During World War II, the Enigma machine presented a formidable challenge to the Allied forces as they struggled to decipher encrypted German messages.

However, a team of brilliant codebreakers, including Alan Turing, at Britain’s Bletchley Park successfully cracked Enigma’s codes, turning the tide of the war.

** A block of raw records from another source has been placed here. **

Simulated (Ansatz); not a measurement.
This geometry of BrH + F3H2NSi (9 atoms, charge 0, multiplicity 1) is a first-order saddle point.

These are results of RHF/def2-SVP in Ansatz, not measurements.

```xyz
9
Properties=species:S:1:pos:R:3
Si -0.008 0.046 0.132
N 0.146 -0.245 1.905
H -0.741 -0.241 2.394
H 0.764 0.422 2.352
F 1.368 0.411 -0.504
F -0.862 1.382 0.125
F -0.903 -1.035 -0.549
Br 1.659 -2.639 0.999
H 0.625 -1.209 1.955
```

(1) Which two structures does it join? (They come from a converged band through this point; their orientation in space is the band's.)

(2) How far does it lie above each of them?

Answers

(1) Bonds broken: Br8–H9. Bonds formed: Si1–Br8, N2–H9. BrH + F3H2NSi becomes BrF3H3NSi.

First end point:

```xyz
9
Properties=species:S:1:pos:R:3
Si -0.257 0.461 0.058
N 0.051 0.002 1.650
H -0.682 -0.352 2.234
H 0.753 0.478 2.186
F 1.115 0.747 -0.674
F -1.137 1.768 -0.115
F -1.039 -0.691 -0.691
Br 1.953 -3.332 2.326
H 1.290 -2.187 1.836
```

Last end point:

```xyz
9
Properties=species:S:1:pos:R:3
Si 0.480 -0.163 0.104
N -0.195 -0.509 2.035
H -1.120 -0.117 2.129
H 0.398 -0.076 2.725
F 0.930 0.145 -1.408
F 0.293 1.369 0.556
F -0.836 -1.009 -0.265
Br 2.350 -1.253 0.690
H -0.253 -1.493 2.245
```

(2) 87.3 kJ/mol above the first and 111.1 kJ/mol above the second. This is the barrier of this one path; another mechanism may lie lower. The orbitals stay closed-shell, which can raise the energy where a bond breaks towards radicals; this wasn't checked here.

In this post I’m going to describe the core components of the machine and what are the keypoints that allowed the cryptanalysts to break one of the most famous codes of the history.

Construction

Main components:

• Keyboard: allows the operator to input the plaintext by pressing the corresponding keys.
• Plugboard: a series of interchangeable cables that connect pairs of letters.
• Rotors: a set of rotating cipher wheels which are wired together. Each rotor had a unique configuration of wiring inside which cause the input signal to be scrambled before reaching the next rotor.
• Reflector: a specialized rotor that reflected the signal back through the rotors.
• Lampboard: display for the encrypted output. When a key is pressed on the keyboard, the corresponding encrypted letter illuminates on the lampboard.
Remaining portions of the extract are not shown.